Just a thought… Anyone who ever gave you confidence, you owe them a lot. [Truman Capote]
Last week when my dad and sister made the nearly one-hour flight from the interior of BC (Kelowna) to visit Rob, Molly and me here near Victoria, we had another constant visitor in our house. Or, more aptly visitors: Jake Tapper. Anderson Cooper. Don Lemon. Chris Cuomo. The anchors and interviewers on CNN.
Despite being a news junkie myself since my teen years when I had a serious crush on CTV weekend anchor (and now Dateline host) Keith Morrison, I was taken aback by how glued we all were to the Kavanaugh hearings. It’s not that the real-life drama surprised me, but that we were all so interested.
I had a great 2017 documentary from Carl Reiner (If You’re Not in the Obit, Eat Breakfast, about 90+ year-olds who are thriving) but Dad watched a bit of it and wanted to go back to CNN. Even though we’d watched the hearings all day, listened to CNN on XM in the car during our drive home from Malahat, and heard about all there was to hear! Nope – Dad felt we needed to explore what other panels had to say about the day’s jaw-dropping testimonies.
At an age when many of his peers are more interested in weather coverage or (heaven help us) Fox “News” my dad has broken free of his Alberta-born right wing leanings to a small but still surprising extent. Not enough that he has anything positive to say about our prime minister, mind you, but sufficiently that he is a feminist in a great many ways who also sees Donald Trump for who and what he is – a lying, philandering, manipulative, loose-screwed con man. (In fact, that would be a rare area where he and his lady friend seem to have a difference in opinions.)
As I muted the overly loud TV several times (Dad gave up wearing hearing aids when Mom died six years ago), my father, sister, husband and I would have what verged on deep conversations about the #MeToo movement, the allegations facing Brett Kavanaugh and the testimony given by Dr. Christine Blasey Ford during those moving hours in DC last week.

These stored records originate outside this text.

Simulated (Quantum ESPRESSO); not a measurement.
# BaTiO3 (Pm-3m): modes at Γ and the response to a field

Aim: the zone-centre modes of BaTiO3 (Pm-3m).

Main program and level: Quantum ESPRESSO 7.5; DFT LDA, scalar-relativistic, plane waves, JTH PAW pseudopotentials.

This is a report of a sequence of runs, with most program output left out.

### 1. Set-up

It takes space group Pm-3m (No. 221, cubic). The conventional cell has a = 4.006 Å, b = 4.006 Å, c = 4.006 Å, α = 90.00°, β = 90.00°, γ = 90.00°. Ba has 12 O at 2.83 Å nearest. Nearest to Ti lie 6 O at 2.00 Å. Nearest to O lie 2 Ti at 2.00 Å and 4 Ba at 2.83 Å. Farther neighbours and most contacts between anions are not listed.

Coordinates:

But it was the quieter times when Leslie and I were alone that Leslie’s own experience with sexual assault came up. It happened before she was even in her teen years and she has had difficulty speaking about it for the 40-plus years that have followed. It has affected her deeply as she moved through her life and prompted the realization that as her own teenaged daughter begins involvement in clubs with boys her own age and older, she has to be reminded that it’s good to speak up when something happens. To know that she didn’t bring it on herself. Not to be afraid that she’ll be blamed in any way. That no does in fact mean NO.
Time and again, as we watched CNN and followed social media feeds, we heard (or heard of) women our own age discussing the Kavanaugh situation brushing it off because it may have happened when he was a teenager. We’ve read about people who blamed a young girl for getting herself into that vulnerable a position. We witnessed the same tropes that have been trotted out for generations. Have we learned nothing? Has nothing changed?
When a close male relative, who was the same tender age as I was, offered to show me his if I’d show him mine, I declined and told an older relative. I don’t know what she did with that information, but I’m assuming it was discussed with his mother. Leslie’s situation was different: our mom learned about it when she happened upon (or more likely sought and found) a diary. There was doubt cast on her claim (much more serious than mine, I might add) and to this day, the boy’s side of the family believes Leslie made the story up.
I have no idea – not a clue – why someone would make up a claim of sexual assault or harrassment. The 19 women who were humiliated for their charges against Donald Trump certainly didn’t do so for the publicity. Nor did the dozens who came forward to talk about their experiences with the now-incarcerated Bill Cosby. Christine Blasey Ford didn’t step forward so that her life and that of her family could be endangered and so that she could be called every name in the book.
My own experiences, ones that I can back up with a handwritten daily diary that I kept from age 12 to about 42, don’t compare with those of Ford or even my own sister. But you don’t forget the details. You never forget the details. All we can do is hope that last week’s news events prompted a great many more intergenerational conversations on topics that were long ago shoved deeply into a drawer. It’s time to bring them into the sunlight – what they call the best disinfectant, yes?
Back tomorrow on a lighter note. I think we all need it these days.